ST. JOHN’S, N.L. — The government of Newfoundland and Labrador says it plans to take Ottawa to court over the federal equalization program.

The province announced today that its constitutional challenge of the program will argue that the current program disadvantages Newfoundland and Labrador.

It says the formula used to determine which jurisdictions get equalization payments does not account for the high cost of providing services to the country’s most sparsely populated and most rapidly aging province.

The government also contests the cap imposed on equalization payments, since it is determined by factoring in 100 per cent of what Newfoundland and Labrador makes from its natural resources but does not consider costs borne by the province to develop them.

The province says in a news release that without the cap, it would have received between $450 million and $1.2 billion in equalization payments in each of the last five years instead of receiving nothing.

Finance Minister Siobhan Coady and Attorney General John Hogan told reporters today that they intend to file the constitutional challenge in court in the coming weeks.

André Lecours, a professor of political studies at the University of Ottawa, says the province’s challenge is unlikely to be successful, but it could prompt discussions with the federal government that lead to favourable change.

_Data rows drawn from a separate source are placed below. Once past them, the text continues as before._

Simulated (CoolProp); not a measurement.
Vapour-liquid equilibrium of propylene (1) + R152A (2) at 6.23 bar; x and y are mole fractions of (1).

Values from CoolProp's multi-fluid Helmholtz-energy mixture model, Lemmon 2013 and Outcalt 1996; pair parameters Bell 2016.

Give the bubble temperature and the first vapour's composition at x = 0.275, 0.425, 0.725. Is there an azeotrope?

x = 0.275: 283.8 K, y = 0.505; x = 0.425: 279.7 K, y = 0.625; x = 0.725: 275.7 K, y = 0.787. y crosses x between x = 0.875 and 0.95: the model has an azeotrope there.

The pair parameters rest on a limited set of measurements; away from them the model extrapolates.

“I think the best strategy would be to get some kind of support from like-minded provinces,” Lecours said in an interview, pointing to Alberta and Saskatchewan, both of which have argued that revenue from natural resources should be excluded from the cap determination.

Lecours says the Canadian Constitution enshrines the federal government’s commitment to making equalization payments, which are aimed at allowing the provinces to provide comparable levels of services, such as health care, at comparable levels of taxation.

He says the terminology is very broad, which will make it difficult to contest in court.